Also, the conspicuous, blinding sunlight that emanates from the window as the camera looms over the Driver’s figure could be a metaphor that he’s entered heaven. You never know. Either way, the Driver’s living state is far from certain.
Only God Forgives (2013)
Refn continues to tease with Ryan Gosling’s ambiguous deaths in his next work, and hasn’t given any confirmation on whether Gosling’s Julian is living or dead by the film’s conclusion.

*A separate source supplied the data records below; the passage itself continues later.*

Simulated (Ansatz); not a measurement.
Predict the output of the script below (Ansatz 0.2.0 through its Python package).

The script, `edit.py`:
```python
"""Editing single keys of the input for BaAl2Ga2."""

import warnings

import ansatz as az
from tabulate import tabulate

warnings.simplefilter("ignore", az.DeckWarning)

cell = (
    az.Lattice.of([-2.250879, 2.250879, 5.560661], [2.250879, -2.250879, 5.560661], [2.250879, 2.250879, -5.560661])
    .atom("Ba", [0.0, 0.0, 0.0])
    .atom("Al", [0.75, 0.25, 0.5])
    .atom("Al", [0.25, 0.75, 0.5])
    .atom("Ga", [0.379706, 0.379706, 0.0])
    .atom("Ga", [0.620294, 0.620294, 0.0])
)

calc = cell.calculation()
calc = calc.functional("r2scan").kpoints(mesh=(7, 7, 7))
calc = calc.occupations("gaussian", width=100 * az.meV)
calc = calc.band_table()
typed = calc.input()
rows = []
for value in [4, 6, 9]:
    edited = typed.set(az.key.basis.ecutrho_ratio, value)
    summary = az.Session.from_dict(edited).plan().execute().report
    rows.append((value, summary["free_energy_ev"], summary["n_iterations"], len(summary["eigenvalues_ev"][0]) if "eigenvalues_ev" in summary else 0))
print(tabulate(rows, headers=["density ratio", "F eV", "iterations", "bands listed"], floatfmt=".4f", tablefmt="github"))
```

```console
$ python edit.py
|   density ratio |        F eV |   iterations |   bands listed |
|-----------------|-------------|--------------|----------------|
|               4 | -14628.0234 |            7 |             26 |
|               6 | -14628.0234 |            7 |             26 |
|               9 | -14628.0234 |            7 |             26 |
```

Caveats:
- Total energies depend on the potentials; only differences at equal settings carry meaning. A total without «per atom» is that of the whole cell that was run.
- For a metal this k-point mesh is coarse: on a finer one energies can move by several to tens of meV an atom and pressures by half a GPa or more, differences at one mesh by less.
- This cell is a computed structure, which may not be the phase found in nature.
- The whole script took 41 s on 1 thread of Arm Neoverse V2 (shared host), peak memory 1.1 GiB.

After the murder of his brother, Julian is incited by mother Crystal to enact revenge against his murderer Chang (Vithaya Pansringarm). Yet Gosling ultimately refuses to carry out the deed. The final scene sees Julian willingly holding out his hands in repentance as Chang swipes down his katana.
It could be a metaphor for spiritual cleansing, or it could just be Chang cutting off Julian’s hands. You decide. Because, arthouse.
Blade Runner 2049 (2017)
Denis Villeneuve’s astounding follow-up to Ridley Scott’s sci-fi masterpiece does justice to its predecessor’s open narrative, keeping the replicant question surrounding Rick Deckard (Harrison Ford) unanswered.
Even though Villeneuve makes the identity of K (Ryan Gosling) very clear by its conclusion, he nonetheless leaves his death ambiguous. While you could argue that his death is fairly conclusive as he lies on the staircase and appears to stop breathing, Villeneuve nonetheless cuts away to Harrison Ford. I mean, he’s probably dead. But I can dream, ok?
Regardless of whether Gosling’s characters die on screen or not, he delivers powerful performances with poignant emotion. A real human being, you might say.